Dioceses: Accused priests keep retirement benefits, but not legal defense
None of the priests facing sexual misconduct charges stemming from Attorney General Dana Nessel's investigation into clergy abuse in Michigan will get help paying for their legal defense from the Michigan dioceses where they used to work.
Most will, however, continue receiving retirement benefits through their diocesan retirement plans because pensions are protected by federal law.
For others not yet of retirement age, Michigan's various dioceses are required by canon or church law to provide "sustenance" for their priests leading up to and even after a potential guilty verdict.
In May, Nessel charged five priests who had worked in three Michigan dioceses with sexual misconduct charges as part of the attorney general’s investigation in clergy sexual abuse in Michigan’s seven dioceses. At the time, Nessel said the charges were “just the tip of the iceberg” and more legal action is expected.

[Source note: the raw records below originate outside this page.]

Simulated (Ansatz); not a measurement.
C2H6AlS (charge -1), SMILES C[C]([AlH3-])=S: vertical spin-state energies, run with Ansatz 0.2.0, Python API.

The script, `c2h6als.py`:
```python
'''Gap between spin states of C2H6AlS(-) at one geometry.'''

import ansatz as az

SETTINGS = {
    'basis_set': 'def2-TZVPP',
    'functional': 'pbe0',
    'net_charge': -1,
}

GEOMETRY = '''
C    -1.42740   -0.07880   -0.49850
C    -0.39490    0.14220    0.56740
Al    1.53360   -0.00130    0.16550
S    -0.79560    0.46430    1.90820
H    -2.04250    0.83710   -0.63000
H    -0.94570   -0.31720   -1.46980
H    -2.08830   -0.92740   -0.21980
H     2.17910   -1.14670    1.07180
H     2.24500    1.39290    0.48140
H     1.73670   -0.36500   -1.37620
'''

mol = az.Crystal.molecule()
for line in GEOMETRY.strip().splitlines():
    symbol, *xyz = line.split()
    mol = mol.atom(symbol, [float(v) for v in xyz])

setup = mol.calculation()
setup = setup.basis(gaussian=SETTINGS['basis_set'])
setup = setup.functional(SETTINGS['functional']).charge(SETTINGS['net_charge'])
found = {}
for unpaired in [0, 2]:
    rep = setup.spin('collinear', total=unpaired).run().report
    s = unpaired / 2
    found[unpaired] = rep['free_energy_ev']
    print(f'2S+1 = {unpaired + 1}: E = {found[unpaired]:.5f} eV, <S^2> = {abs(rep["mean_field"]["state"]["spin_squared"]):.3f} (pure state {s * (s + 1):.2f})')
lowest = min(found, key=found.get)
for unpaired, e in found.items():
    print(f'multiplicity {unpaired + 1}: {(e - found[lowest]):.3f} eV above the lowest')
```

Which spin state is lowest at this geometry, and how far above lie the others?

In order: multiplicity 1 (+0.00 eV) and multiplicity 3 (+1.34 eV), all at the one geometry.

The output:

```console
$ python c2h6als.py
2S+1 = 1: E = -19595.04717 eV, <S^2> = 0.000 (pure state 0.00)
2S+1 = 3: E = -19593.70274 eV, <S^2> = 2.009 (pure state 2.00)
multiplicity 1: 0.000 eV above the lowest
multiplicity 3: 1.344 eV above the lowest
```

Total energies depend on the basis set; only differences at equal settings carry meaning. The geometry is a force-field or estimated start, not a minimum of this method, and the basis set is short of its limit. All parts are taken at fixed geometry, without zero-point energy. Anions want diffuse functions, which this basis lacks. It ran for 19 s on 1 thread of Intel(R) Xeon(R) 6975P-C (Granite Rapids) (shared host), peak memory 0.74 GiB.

The priests charged included the Revs. Neil Kalina, 63, and Patrick Casey, 55, who had served in the Detroit archdiocese; the Revs. Timothy Michael Crowley, 70, and Vincent DeLorenzo, 80, who served in the Lansing diocese; and the Rev. Jacob Vellian, 84, a visiting priest from India working in the Kalamazoo diocese in the 1970s at the time of the alleged incident.
None of the charged priests were involved in active ministry at the time Nessel announced charges. All of the priests, with the exception of Vellian, have been arraigned on their charges and face sentences that carry maximum penalties ranging from 15 years to life in prison.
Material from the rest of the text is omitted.